2017 in Books: Reviews and Reflection

This is the fourth post in For the Love of Books blog series.

In January, as part of my New Year reflections, I went through my monthly summary pages in my bullet journal and thoroughly cleaned out my digital bookshelf on the Overdrive app on my iPad and made sure that all the books I read in 2017 were recorded in Goodreads.

As I shelved the books in Goodreads I wrote mini-reviews for a few of the books I read last year. My book reviews on Goodreads are personal and brief. They are not the type of reviews I read when vetting books. These reviews are probably most helpful to people who know me or read my blog. My book reviews always seem to bring in the personal, how I experienced the book in the context of my life.

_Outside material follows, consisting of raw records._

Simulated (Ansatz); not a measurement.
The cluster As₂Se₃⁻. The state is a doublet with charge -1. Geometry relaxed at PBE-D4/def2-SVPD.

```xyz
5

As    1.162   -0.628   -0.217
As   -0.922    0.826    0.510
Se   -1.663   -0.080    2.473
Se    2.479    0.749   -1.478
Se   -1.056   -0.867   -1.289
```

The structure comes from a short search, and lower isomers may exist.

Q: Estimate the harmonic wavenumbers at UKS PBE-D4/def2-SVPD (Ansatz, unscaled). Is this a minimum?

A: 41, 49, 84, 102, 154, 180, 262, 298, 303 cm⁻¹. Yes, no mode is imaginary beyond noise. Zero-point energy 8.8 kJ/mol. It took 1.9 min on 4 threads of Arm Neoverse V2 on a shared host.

The process of updating Goodreads and thinking back on everything I read last year inspired me to write a book review post here on the blog. And when I started doing that, the whole thing grew into a beast, a whole series on books.

Now that I've written through my thoughts on fiction and my love for a good story, a summary of my reading system, multiple endorsements to my favorite book blog (big shout out to Anne Bogel, who is creating a livelihood out of reading, writing, and podcasting about books. I admire Anne's work), and when and how I read, I can finally publish what I set out to in the first place: my reviews & reflections from My Year 2017 in Books.

Only took me two months to get here!

My Year in Books

I've grown to love the My Year in Books feature at Goodreads. I haven't paid much attention to this feature before, especially since I haven't always been so diligent in dating when I've finished books. But if you use the date/reading progress feature at Goodreads you can look back on your year and have a visual of what you've read, kind of fun.

This is My Year 2017 in Books at Goodreads. And if you scan through you'll get a sense for the type of books I read. Everything I finished last year, or finished "enough" (some books I just won't finish reading and if they are worth mentioning as a good book I shelve them with my finished books) is on that page.

There's no way I could review them all here, nor do I want to. What I want is to review a handful of my favorites (I have more favorites, these are just some) from 2017 with accompanying life reflections.

(Although I keep track of these books at Goodreads the book title links will take you to Amazon, where I have an affiliate account.)

Best life changing memoir

What Falls from the Sky by Esther Emery

I thought I had a fairly good handle on my connect/disconnect from the Internet. I don't waste a lot of time on social media, etc. But our time on a boat in Berkeley last summer with no internet service and very poor cell service taught me things about my behavior and internet usage.

Serendipitously, as I was experiencing that period of disconnect and internet upheaval I was reading Emery's book about going one year disconnected from the internet.

Often those kind of stories (look what I gave up!) can make me feel insecure, if I was a better person I too could be so hard-core, etc. This book didn't do that to me. It's memoir and not preachy and it's about real struggle in living and marriage.

Raw is all the rage. And this memoir is raw and moving, but also respectful and not overly revealing. I especially appreciate the care Esther accords her marriage and husband in telling their story.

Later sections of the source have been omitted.